Knowing malice beyond the pale

Winter knowing malice beyond the palePete Simi’s mother wanted him to understand racism, so when he was 9, they watched a PBS documentary on the Ku Klux Klan. Here’s how he remembers one Klansman who was interviewed. “He spoke with such passion, anger, such strong emotion. And it just struck me, as a young child, trying to understand what was driving this person, how this person could get so enmeshed in hate.”

That question stuck with Simi ’96 throughout his undergraduate studies at Washington State University and later as a graduate student at University of Nevada, Las Vegas.

Simi, the author of American Swastika: Inside the White Power Movement’s Hidden Spaces of Hate, now is widely considered one of the nation’s leading experts on white supremacists. A sociology professor at Chapman University in Orange, California, he has spent more than 20 years studying extremist groups.
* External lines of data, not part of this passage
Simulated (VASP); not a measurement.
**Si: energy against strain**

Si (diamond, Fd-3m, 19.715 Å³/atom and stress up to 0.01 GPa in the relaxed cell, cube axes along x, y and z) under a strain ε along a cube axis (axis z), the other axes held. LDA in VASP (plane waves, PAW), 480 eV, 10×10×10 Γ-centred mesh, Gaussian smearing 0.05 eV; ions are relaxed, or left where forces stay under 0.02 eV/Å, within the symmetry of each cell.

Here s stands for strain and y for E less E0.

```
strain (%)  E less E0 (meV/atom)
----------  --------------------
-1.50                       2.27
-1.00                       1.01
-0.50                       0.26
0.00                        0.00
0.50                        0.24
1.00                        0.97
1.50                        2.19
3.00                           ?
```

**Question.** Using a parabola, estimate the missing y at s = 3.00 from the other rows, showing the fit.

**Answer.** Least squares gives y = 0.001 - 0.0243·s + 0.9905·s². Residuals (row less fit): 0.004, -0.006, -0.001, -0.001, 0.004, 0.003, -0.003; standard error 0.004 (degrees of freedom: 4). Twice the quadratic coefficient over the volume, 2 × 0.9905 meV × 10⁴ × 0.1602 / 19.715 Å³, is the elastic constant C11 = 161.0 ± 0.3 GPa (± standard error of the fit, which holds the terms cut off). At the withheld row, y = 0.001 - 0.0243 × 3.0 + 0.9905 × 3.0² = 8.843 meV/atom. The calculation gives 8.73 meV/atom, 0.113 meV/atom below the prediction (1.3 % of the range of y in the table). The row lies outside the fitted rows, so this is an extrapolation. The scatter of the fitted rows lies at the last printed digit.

One vivid memory is from a white supremacist backyard party in Anaheim, California, that he was attending as part of his research. A man who appeared to be Native American passed by and unintentionally antagonized Shorty, who had been released from prison a week earlier and was on the verge of attack. Simi was able to persuade the man to move on. “I was about to witness a hate crime and not only would he be facing Shorty,” Simi said of the dark-skinned man, “but maybe 50 people who would join in a ‘boot party.’”

Pete Simi
Pete Simi

White supremacists have long been part of American culture. “These groups have a degree of persistence that most people are not aware of, but their persistence is very central to American history,” Simi asserts. And yet, with Barack Obama and Donald Trump, they are making a resurgence, he says. A black man as president galvanized extreme racists. Then they were emboldened to come into the open by Trump, who led the birther movement against Obama and then made statements such as Mexicans are rapists, Simi says.

“For white supremacists, they’re licking their chops, saying, ‘Finally, our time has come. We know that the time is right. We’ve got to take advantage of this time,’” Simi says. White supremacists believe Trump is “making it OK to be overt about white identity, about white culture. And that’s a real opening. He doesn’t need to be a Klan member or overtly saying that he thinks white supremacists are great. But if he’s willing to signal things by saying things like Southern culture being under attack, then that’s enough.”

Simi’s research has found that people who become white supremacists typically experienced trauma in childhood—such as physical abuse or neglect, or parents who were substance abusers and casual racists. By the time they meet white supremacists, Simi has observed, “their life is in a downward spiral, they’re experiencing a lot of emotional anger, frustration, sadness, depression that hasn’t been really dealt with. And the extremist group kind of represents a coping mechanism, of sorts. It gives them a direction, a way to channel violence, it rewards them for engaging in violence, and they get camaraderie and kinship in being a member of a group.”

When white nationalists marched on August 12, 2017, in Charlottesville, Virginia, a car plowed into a group of counter protesters, killing one woman, and at least 34 people were injured in the clashes. Simi says that episode shows that while people should not ignore white supremacists, they might be better off holding separate diversity rallies rather than counter protesting—given that it can lead to more attention for the white supremacists and violence.

“That’s quite the opposite of what we want to do, that back-and-forth violence,” he says. “To these hate groups, violence is central to how they see the world. Responding to them in that way is giving them exactly what they want.”